One of the four that didn't make it was Sharron Angle's attempt to write California's Proposition 13 into the Nevada's Constitution.

Don Chairez, the Republican attorney general's candidate who authored the amendment limiting governmental use of condemnation, said he filed 136,000 signatures in Clark, Washoe, Douglas and Elko counties.

The signatures must now be checked by the 17 county clerks to determine exactly how many names there are. Then they have to determine how many signers are actually registered voters legally qualified to sign.

If that number exceeds 83,184, the Property Owners Bill of Rights will be placed on the November ballot. The only other thing which could prevent a vote on the amendment would be a successful legal challenge.
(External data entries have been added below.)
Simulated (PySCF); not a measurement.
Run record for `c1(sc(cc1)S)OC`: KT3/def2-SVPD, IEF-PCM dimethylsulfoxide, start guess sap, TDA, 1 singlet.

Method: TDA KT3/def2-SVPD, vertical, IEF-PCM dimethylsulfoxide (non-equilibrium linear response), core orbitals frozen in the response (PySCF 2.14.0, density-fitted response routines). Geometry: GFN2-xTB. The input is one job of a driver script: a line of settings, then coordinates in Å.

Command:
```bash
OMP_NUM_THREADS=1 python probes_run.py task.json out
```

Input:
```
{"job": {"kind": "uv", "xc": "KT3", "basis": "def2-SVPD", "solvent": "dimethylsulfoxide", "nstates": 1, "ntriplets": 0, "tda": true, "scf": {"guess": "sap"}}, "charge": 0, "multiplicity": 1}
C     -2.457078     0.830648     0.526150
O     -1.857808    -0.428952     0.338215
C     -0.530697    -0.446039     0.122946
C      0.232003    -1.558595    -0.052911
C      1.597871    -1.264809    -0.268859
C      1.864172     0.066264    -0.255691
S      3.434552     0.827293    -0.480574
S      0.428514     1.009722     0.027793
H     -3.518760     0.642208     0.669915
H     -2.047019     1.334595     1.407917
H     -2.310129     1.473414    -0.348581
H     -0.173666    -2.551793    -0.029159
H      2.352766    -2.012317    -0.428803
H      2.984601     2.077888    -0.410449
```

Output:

Chairez said the purpose of the amendment is "to prevent transfers where property is taken from one private party and given to another private party."

He said at present, government can condemn land for a public use and then sell it. He said the amendment would allow property owners to have a court decide whether the intended governmental use is actually a public use such as construction of roads or schools.

Angle blamed "liberal activists" for the failure of her petition to get enough signatures. Cliff Nellis, who ran the petition drive for her, said this was the second attempt to put Prop-13 on the Nevada ballot but that they would try again in the next election cycle.

He blamed what he termed as convoluted state laws regarding initiatives for the failure to qualify last time and "special interest groups who feed off the government trough" for this year's failure.

The proposal would have rolled property taxes back to 1 percent of tax value and required a vote of the people to raise them.

The remaining three initiatives circulating this campaign cycle all failed to qualify for the ballot.

The Nevada Association of Counties withdrew its petition asking voters to prohibit unfunded mandates on local governments earlier this year when it became clear supporters weren't going to get enough signatures.

Steve Brown, of Las Vegas, said his "Truth in Science" amendment requiring public school teachers to tell students evolution is a theory and to explain the doubts opponents have raised simply wasn't getting enough support.

"I could see even if it got on the ballot it wasn't going to pass," he said.

And Dr. R.R. Apache, of UNLV's Department of Sports Leadership, said amendment to require daily physical education classes in K-12 public schools fell short for want of financial backing.

Apache said he will instead see if the Legislature will consider making the requirement for daily P.E. classes a law.